When did the final moment come in your mind? There are so many contenders. For me it’s the cultural destruction of the Dukes of Hazzard or perhaps the announced decision of golfer Bubba Watson, who bought the original ‘General Lee’, that he will paint over the Confederate Flag on the 1969 Dodge Charger’s roof and replace it with an American flag. But whatever the breakthrough moment is, there’s no way not to stand in awe at the rapidity of the change. Across the country, or more specifically across the South, one-time supporters of the Confederate flag, supporters of flying it over state capitols or in other places of reverence, have suddenly decided that the flag’s day is done. But there’s a parallel movement afoot.
In the days since South Carolina Gov. Nikki Haley got the ball rolling with her decision to support removing the flag from the state capitol, there’s been something else going in the North or at least in parts of the country outside the former Confederacy.

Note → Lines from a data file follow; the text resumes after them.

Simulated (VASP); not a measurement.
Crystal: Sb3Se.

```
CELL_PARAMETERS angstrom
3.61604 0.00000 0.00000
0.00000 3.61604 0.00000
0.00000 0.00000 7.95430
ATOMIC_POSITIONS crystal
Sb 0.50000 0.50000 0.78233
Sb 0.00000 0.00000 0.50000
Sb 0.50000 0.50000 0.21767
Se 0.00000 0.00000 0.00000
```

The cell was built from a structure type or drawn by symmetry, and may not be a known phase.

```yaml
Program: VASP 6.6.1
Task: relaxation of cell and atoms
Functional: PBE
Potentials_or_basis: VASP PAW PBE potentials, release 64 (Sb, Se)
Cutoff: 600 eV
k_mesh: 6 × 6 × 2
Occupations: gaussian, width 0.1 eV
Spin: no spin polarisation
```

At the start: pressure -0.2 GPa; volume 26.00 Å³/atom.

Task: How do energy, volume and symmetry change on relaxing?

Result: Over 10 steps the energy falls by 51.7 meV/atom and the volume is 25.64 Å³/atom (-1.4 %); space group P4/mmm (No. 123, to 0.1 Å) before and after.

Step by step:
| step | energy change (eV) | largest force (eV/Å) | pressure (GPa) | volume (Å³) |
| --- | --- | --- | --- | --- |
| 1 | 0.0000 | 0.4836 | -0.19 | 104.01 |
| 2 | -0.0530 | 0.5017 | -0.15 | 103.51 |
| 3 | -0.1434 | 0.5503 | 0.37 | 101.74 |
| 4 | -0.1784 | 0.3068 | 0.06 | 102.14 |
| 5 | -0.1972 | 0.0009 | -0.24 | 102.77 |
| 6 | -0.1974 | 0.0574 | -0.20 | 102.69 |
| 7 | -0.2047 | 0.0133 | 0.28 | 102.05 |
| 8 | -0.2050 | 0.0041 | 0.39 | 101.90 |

First there was GOP State Central Committee member Scott Veley of Berlin, Connecticut who started flying the Confederate flag outside his home. Veley said he was flying the flag so as “not give in to this Politically Correct absurdity — Flying the ‘Stars & Bars today in protest.” To their credit, state Republicans roundly condemned him. Then there was the firefighter in Minnesota who got in trouble for flying the flag on a fire engine in a Fourth of July parade. “I’m sick of the politically correctness,” said Brian Nielsen, “because they are trying to change too much in the United States. Me raising that flag had nothing to do with slavery. It had nothing to do with disrespect towards our vets. It was more of a statement against the PC.”
Though flag critics are right that the flag is inseparable from the history of slavery and white supremacy (indeed, its 20th century prominence is directly tied to being a symbol of ‘massive resistance’ to integration), there has always been a tension between the flag’s role as a symbol of sectional identity and explicit attachment to white supremacy. But with worthies like Veley and Nielsen in action we’re seeing something either genuinely new or at least with a decidedly new prominence: the flag shorn of all sectional affiliation, perhaps even a specific connection to slavery and boiled down to a pure, unalloyed expression of trans-sectional rightwing assholery.
Things reached full flower yesterday when Marine Corps vet Jon Ritzheimer staged an armed protest with his friends in front of an Arizona Walmart over the store’s decision to stop selling Confederate flag merchandise. (In case you’re wondering, no, Arizona was not part of the Confederacy.) Ritzheimer and Co. waved the Confederate flag and the U.S. flag to chants of U-S-A, U-S-A, etc.
Remember that name? Right. Ritzheimer was last seen staging a Muhammad cartoon drawing contest outside the Arizona mosque frequented by the two men who tried and failed to shoot up Pam Geller’s Muhammad cartoon drawing contest in Garland, Texas and later begging for $10 million to protect his family and/or run against John McCain for Senate.
History is full of cultural appropriations, one symbol dropped or dying a natural death with one group then picked up by another with a new meaning. Here the meaning isn’t that different, admittedly. But it is distinct. Here we have the cultural conservatives of the South surrendering up their beloved symbol and bequeathing it to these men of the North and non-South as a new symbol of right-wing assholedom entirely cut off from history and region.